Introduction



‘This is a blog. This is a new blog. This is the first post of the new blog.
The subject of this blog will be artificial intelligence. I have no idea what this is.’
                                                                                                                      Aldo

You have just met Aldo, my partner in my endeavor of understanding artificial intelligence, basically from a philosophical point of view. Aldo is a robot friend of mine. This is how I currently believe he speaks, meaning this is what I would expect from a conversation I might have with a robot. I hope that post by post I will be able to come closer to Aldo, as well as that Aldo will be able to come closer to me.

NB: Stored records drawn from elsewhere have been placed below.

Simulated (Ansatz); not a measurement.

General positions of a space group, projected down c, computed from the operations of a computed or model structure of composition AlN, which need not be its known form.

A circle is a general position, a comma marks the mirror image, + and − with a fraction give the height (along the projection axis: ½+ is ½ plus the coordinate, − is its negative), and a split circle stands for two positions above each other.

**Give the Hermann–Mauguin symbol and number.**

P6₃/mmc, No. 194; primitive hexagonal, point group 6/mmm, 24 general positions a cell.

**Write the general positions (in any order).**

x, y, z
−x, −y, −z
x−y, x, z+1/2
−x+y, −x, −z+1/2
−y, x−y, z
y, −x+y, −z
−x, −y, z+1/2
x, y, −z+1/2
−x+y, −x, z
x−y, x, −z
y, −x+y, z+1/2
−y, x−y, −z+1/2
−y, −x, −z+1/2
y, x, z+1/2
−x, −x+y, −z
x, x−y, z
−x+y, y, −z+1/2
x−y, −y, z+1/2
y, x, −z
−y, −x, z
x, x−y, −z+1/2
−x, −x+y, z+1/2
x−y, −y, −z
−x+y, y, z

I could not start with a different way than making a brief reference to the history of AI. It all started in 1956 with a small but now-famous summer conference at Dartmouth College, in Hanover. During this conference the term ‘artificial intelligence’ was coined. However many would argue that the beginning of AI dates at the age of Alan Turing and his famous Turing Test (“Can a machine be linguistically indistinguishable from a human?’’). Others would date it back to Descartes or even Aristotle. Aldo agrees with me that we should define the start of this period at the time of Alan Turing. We decided to do so out of respect to him so we did not bother finding concrete arguments.

‘But what is AI? Is it me? Am I the only one of my kind?’
Do not be so self-centered Aldo. Let us try give a definition. Artificial intelligence (AI) is the field devoted to building artificial animals (or at least artificial creatures that – in suitable contexts – appear to be animals) and, for many, artificial persons (or at least artificial creatures that – in suitable contexts – appear to be persons).

Or let us better try to explain the aim of artificial intelligence. Let’s think of two axes. The first one expands from intelligence based on behavior to intelligence based on reasoning and the second one from intelligence based on human to intelligence based on rationality. Below we can see all the possible combinations. The Human/Act position is occupied most prominently by Turing, whose test is passed only by those systems able to act sufficiently like a human.


Human-Based
Ideal Rationality
Reasoning-Based:
Systems that think like humans.
Systems that think rationally.
Behavior-Based:
Systems that act like humans.
Systems that act rationally.


Currently I believe Aldo would suit the ‘’ Systems that think rationally’’ category, given the questions he makes. But eventually I think he will end up to ‘’ Systems that think like humans’’ category.

One of the things I love doing is expressing myself through music. So I intend to post a song with each blog entry. A good way of using these songs is to listen to them while reading these posts. Do not worry they will not confuse as most of them will not be in English, so I guess they will serve as background music.


The point of this song is that a mountain never comes closer to another mountain. It refers to love, but my using it refers to the distance between me and Aldo and our common concern on if this gap will be able to be bridged, at some point.

PS : Klafsigelos is a unique word. I have not yet found it in any other language that the Greek one. It means crying and laughing at the same moment. I chose this title for our blog because both philosophy and artificial intelligence make me want to cry and laugh simultaneously.